# Ehrenfest equations

Ehrenfest equations — equations which describe changes in specific heat capacity and derivatives of specific volume in second-order phase transitions. Clausius–Clapeyron relation does not make sense for second-order phase transitions,[1] as both specific heat capacity and specific volume do not change in second-order phase transitions.

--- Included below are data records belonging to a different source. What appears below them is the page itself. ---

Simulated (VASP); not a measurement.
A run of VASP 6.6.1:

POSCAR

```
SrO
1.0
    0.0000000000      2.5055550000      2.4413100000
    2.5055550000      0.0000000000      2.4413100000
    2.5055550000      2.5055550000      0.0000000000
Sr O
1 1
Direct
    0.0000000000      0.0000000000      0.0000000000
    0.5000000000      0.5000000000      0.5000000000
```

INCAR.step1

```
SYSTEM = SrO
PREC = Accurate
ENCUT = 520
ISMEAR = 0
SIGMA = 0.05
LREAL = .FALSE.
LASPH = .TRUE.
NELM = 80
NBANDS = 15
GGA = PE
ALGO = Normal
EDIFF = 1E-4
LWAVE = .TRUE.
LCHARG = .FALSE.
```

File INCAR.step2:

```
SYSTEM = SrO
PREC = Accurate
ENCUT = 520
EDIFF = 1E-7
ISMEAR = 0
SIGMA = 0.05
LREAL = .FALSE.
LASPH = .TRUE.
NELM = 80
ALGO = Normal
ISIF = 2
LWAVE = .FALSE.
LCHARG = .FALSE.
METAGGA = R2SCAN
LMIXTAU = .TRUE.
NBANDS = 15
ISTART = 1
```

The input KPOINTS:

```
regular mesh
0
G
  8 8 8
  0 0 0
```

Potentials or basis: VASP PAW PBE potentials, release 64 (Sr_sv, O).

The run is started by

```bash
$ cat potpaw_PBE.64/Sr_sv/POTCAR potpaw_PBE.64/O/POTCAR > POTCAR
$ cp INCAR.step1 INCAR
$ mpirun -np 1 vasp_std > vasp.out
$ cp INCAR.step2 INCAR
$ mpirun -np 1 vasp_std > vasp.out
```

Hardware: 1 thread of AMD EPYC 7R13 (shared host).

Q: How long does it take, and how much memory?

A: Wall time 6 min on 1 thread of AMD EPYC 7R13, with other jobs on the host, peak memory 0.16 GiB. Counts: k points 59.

## Quantitative consideration

Ehrenfest equations are the consequence of continuity of specific entropy $s$ and specific volume $v$, which are first derivatives of specific Gibbs free energy - in second-order phase transitions. If we consider specific entropy $s$ as a function of temperature and pressure, then its differential is: $ds = \left( {{{\partial s} \over {\partial T}}} \right)_P dT + \left( {{{\partial s} \over {\partial P}}} \right)_T dP$. As $\left( {{{\partial s} \over {\partial T}}} \right)_P = {{c_P } \over T}, \left( {{{\partial s} \over {\partial P}}} \right)_T = - \left( {{{\partial v} \over {\partial T}}} \right)_P$, then differential of specific entropy also is:

$d {s_i} = {{c_{i P} } \over T}dT - \left( {{{\partial v_i } \over {\partial T}}} \right)_P dP$

Where $i=1$ and $i=2$ are the two phases which transit one into other. Due to continuity of specific entropy, the following holds in second-order phase transitions: ${ds_1} = {ds_2}$. So,

$\left( {c_{2P} - c_{1P} } \right){{dT} \over T} = \left[ {\left( {{{\partial v_2 } \over {\partial T}}} \right)_P - \left( {{{\partial v_1 } \over {\partial T}}} \right)_P } \right]dP$

Therefore, the first Ehrenfest equation:

${\Delta c_P = T \cdot \Delta \left( {\left( {{{\partial v} \over {\partial T}}} \right)_P } \right) \cdot {{dP} \over {dT}}}$

The second Ehrenfest equation is got in a like manner, but specific entropy is considered as function of temperature and specific volume:

${\Delta c_V = - T \cdot \Delta \left( {\left( {{{\partial P} \over {\partial T}}} \right)_v } \right) \cdot {{dv} \over {dT}}}$

The third Ehrenfest equation is got in a like manner, but specific entropy is considered as function of $v$ и $P$.

${\Delta \left( {{{\partial v} \over {\partial T}}} \right)_P = \Delta \left( {\left( {{{\partial P} \over {\partial T}}} \right)_v } \right) \cdot {{dv} \over {dP}}}$

Continuity of specific volume as of function of $T$ and $P$ gives the fourth Ehrenfest equation:

${\Delta \left( {{{\partial v} \over {\partial T}}} \right)_P = - \Delta \left( {\left( {{{\partial v} \over {\partial P}}} \right)_T } \right) \cdot {{dP} \over {dT}}}$

## Application

Derivatives of Gibbs free energy are not always finite. Transitions between different magnetic states of metals can't be described by Ehrenfest equations.